Carbon fiber house

Cutting edge material exploration

 

Completed Fall Semester 2011-12 (2nd Year Grad School - ARCH 601)

Skills utilized:

  • Architectural design

  • Digital fabrication (CNC Milling, Rotational Laser Cutting)

  • Research

  • Finite element analysis

  • 3D design (Rhino & Custom plug in script coded for us)

The Carbon Fiber House was a unique project that challanged traditional design practices with the theoretical application of a relatively new material. At the beginning of the semester, our studio section toured the Hawker-Beechcraft aircraft assembly factory in Wichita, Kansas. There, they were producing airplanes without the classic aluminum ribbed frame, but instead with a single 1" thick carbon fiber shell. Mike Silver, our studio instructior, had us imagine what a house could be if the structure, insulation, and skin could all be one layer, and a very thin layer at that. The carbon fiber fuselages (and our theoretical homes) were created by applying carbon fiber tape to a mandrel that would spin, winding up layers and layers of criss-crossing carbon fiber, until the thickness had the required strength characteristics. 

We were supplied with a custom-coded plugin for Rhino that approximated this process, where we would design a mandrel, and then input the taping parameters to create layers and layers of carbon fiber tape at different angles, spacings, and widths. the gaps between tape bands were understood to be filled in with a translucent or transparent resin, which would effectively create windows, or at least allow light transmission. By tightening or loosening the taping pattern, we found ways to where windows would appear, although the trick was to accept that you were no longer designing individual window openings.

The model creation process was a research project of it's own. While each student had their own design project, we worked together in two large teams to figure out how to produce our projects. From the beginning, Mike told us that he wanted to avoid simply 3D printing our forms, as that wouldn't give us an authentic approximation of what the real process would be. Instead, we found a way to CNC mill our mandrels out of blocks of bass wood, one clam shell half at a time. To further complicate it, the mandrels had to be hollow, which meant removing material from both sides of the block of wood - a flip operation. This required the construction of a jig to hold our blocks in the same exact spot from one milling operation to the next, and then some experimentation to see how thin of a shell we could reliably carve out. 

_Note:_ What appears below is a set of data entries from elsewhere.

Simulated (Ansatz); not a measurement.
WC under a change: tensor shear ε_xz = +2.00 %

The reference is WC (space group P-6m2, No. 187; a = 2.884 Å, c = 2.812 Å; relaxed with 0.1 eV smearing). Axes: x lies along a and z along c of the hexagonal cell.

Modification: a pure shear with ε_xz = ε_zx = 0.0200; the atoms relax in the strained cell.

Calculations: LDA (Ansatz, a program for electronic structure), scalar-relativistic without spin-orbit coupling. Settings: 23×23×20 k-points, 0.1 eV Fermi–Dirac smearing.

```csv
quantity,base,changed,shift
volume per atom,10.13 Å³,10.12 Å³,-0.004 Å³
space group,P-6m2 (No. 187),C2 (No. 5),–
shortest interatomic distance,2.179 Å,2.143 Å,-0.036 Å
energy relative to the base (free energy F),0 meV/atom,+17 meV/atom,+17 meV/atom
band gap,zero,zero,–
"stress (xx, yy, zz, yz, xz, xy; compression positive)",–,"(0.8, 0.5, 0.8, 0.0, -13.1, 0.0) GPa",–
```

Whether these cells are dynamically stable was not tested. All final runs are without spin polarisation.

All that work still only resulted in the mandrel shape, we still had to transfer our taping pattern to the wood. We used a rotational attachment in the laser cutters to again mimic the actual taping process, spinning the mandrels around an axis as the laser etched away material, leaving us with some incredibly delicate lattice structures.

BACKGROUND:
After months of technical research and the building of a knowledge base of carbon fiber placement technology, we embarked on the most basic of projects through which to showcase our understanding of the potential of this material in an Architectural application.

TAPING ↔ FORMING:
No portion of the process really occured first or carried more importance. The taping informed the form, which then influenced changes to the taping pattern, and so on. Both had to be considered simultaniously, and while concentrating on one, still consider the impact on and of the other.

FORMING:
The shape can be seen both as two separate volumes, or as one, depending on the vantage point and proximity one has to the structure. Approaching the main entrance, one will be greeted by the only orthagonal, 3-plane intersection in the form. This absolute geometry then begins to soften at the edges and becomes more fluid, wherupon it wraps upwards in an unrestrained reach for, or perhaps as a drop falling from, the sky.

TAPING:
The taping pattern reflects and takes cues from the form as much as the form does from it. The windows formed by the tapes begin in a relatively even, formal fashion at the more private end of the house, and gradually grow, skew, subdivide, and more until exploding into a logical randomness of tapes and voids.

PHASE CHANGE:
The high strength and brittleness of the material inspired the thought of froxen water, which can be simulatneously unmovable and flowing. Both the taping pattern as well as the overall form convey this idea in several manifestations. Fluid, yet unyielding, the basic form evokes a sense of rigid flexibility. The taping pattern plays further on the idea of water between it’s liquid and physical forms by creating regular, geometric shapes, as well as meandering, sinuous openings.